Posted: Friday, 4 January 2019 @ 13:43
It is now two months now since the European Court of Justice (ECJ) ruled that Google should heed those seeking the “right to be forgotten” and hide embarrassing stories from search engine results.
The rationale was to help ordinary people escape their past, especially if caught in compromising situations.
This began with Mario Costeja González, a Spaniard who was rather embarrassed that anyone searching his name online could find that he had been forced to sell his house in order to settle debts some years ago. He asked Google to remove the story and they declined. His case went all the way to the ECJ and he won.
Google has now quite a bit of work to do and remove some things from the web.
As ever this is a balancing act between the potency of the search engine which can remember many details about us and the right to some privacy.
Now we are facing the fact that a number of people are trying to hide their past and some of it looks pretty unpleasant.
Some recently reported example of trying to remove web links include....
A politician who had been caught fiddling his expenses has applied to Google, asking for links to the story to vanish.
An actor has been in touch, keen to cover up his affair with a teenager.
Google has also heard from a company anxious to cover up any online discussion pertaining to its ripping off customers.
In theory, anyone can request the removal of stories from search engines if these are deemed “inadequate, irrelevant or no longer relevant”.
These are conditions vague enough to have encouraged 70,000 requests so far.
We will have to see what actually happens but there is bound to be more litigation on this.
Those of us uncomfortable about this and who would wish us to have leave the EU have more ammunition by looking at the decision from the EU judges.
That said, this decision could have been made in the Uk anyway by a UK Judge.
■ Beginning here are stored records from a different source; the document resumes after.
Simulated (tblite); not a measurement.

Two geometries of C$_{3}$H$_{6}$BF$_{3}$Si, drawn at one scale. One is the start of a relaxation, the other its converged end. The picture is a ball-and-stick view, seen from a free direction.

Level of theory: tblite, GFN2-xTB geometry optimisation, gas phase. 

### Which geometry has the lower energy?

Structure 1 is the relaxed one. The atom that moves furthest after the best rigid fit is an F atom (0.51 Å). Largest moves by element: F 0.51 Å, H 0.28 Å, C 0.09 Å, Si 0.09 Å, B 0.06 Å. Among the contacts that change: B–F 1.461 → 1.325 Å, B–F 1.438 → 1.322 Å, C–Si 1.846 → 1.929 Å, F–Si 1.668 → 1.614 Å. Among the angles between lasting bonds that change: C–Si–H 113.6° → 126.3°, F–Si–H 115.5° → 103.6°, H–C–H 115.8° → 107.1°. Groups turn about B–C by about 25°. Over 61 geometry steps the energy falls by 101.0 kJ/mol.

Irrespective of where you stand on the issue, perhaps the ideal is to follow our US cousins and have a bill of rights embedded in our constitution.
At least we would get some clarity on this issue.
In the US, no judges are telling search engines what to do, as the First Amendment of the Constitution guarantees freedom of speech, and protection from all such interference.
That is clarity.
Of course with the primacy of EU law this right of freedom of speech may turn out to be a pipe dream as long as we remain in the EU.